Discuss your first love and first kiss.
We're really going into the vault for this one, aren't we? Interestingly, my first love and my first kiss did not involve the same guy. Not by a long shot.
My first kiss...
Picture it: 1985. 8th grade. Big hair, Converse kicks and pegged jeans. Grandview Park overlook. Me, Rob P., and my annoying brother. The kind of drama and tension only eighth graders can create. Will he or won't he? Significant glances, the touch of fingertips, the smell of way too much Polo cologne. Annoying Brother interrupting over and over and over again. Missed opportunity after missed opportunity. The pressure of knowing curfew was arriving. Annoying Brother finally saying, "Oh my gosh, are you just gonna kiss her or what???" The release of tension that comes from laughing at Annoying Brother. Two faces, drifting closer and closer together, lips finally touching...

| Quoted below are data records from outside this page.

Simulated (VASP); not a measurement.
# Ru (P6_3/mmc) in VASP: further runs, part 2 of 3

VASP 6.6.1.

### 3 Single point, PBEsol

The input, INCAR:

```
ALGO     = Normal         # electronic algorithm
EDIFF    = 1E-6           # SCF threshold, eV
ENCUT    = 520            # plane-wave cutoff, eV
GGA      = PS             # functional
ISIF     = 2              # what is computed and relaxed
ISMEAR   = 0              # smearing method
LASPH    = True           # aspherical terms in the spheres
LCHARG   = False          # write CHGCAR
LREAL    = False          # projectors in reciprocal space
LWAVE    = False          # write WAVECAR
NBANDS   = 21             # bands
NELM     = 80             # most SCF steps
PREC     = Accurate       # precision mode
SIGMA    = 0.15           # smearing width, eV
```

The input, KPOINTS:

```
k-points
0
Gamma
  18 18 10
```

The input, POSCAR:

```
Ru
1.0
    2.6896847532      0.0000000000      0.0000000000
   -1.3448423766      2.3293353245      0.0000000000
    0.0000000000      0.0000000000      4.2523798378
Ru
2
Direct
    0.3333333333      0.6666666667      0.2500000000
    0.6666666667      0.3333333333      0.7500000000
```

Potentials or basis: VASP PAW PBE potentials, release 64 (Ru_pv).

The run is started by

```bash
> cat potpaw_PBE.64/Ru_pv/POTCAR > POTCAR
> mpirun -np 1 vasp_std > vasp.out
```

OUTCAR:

My lip. Getting caught on his braces. Ow ow ow ow! Blood everywhere. So romantic. NOT. It will come as no surprise that we broke up a few days later. The magic just wasn't there.
My first love...
My first love (true, total and absolute love) was Scott C. He was my second high-school boyfriend. The first was Jim. He was a junior and I was a freshman, and he was so popular and cute and I never felt worthy of him. I liked him a LOT, and probably would have fallen in love with him had he not broken my poor little 15-year old heart. Scott came along when I was a junior, and he was a senior. We'd had a flirtation that involved a lot of teasing, poking, and ridiculing over the previous two years, and when I was a junior, it finally escalated to something more. I remember the day it *happened*. It was the afternoon of open house, and I had to stay after school to prepare for a rhythmic gymnastics demonstration that evening. We got done with our rehearsal, and Scott was hanging around, so we started goofing off. Somehow, we ended up in the basement of the school, chasing each other (sooo mature, I know). He cornered me in a doorway, and I looked at him, and in my best seductive temptress voice (*schnort*) I said, "Kiss me, you fool!"
And he did. It was magical. (No braces, no blood, no pain!)
We dated for about 5 months. It was great. My mom and his mom had gone to school together (or maybe worked together...I can't remember all these years later.) so our families had a connection, too. It felt right, I fell madly in love with him, and thought he was madly in love with me back. Right up until the moment when he announced, right before prom, that he was dumping me for my friend (a FRESHMAN, no less! *clutches pearls*) and that he'd be taking her to prom. I. was. so. MAD.
Lucky for Todd, I didn't let the bad taste left behind by Scott, or any of the other guys who broke my heart, turn me off men forever. And lucky for me, I ended up with the best guy of them all, happily ever after (and all that other romantic, gooey, heart-shaped junk). I definitely picked a winner!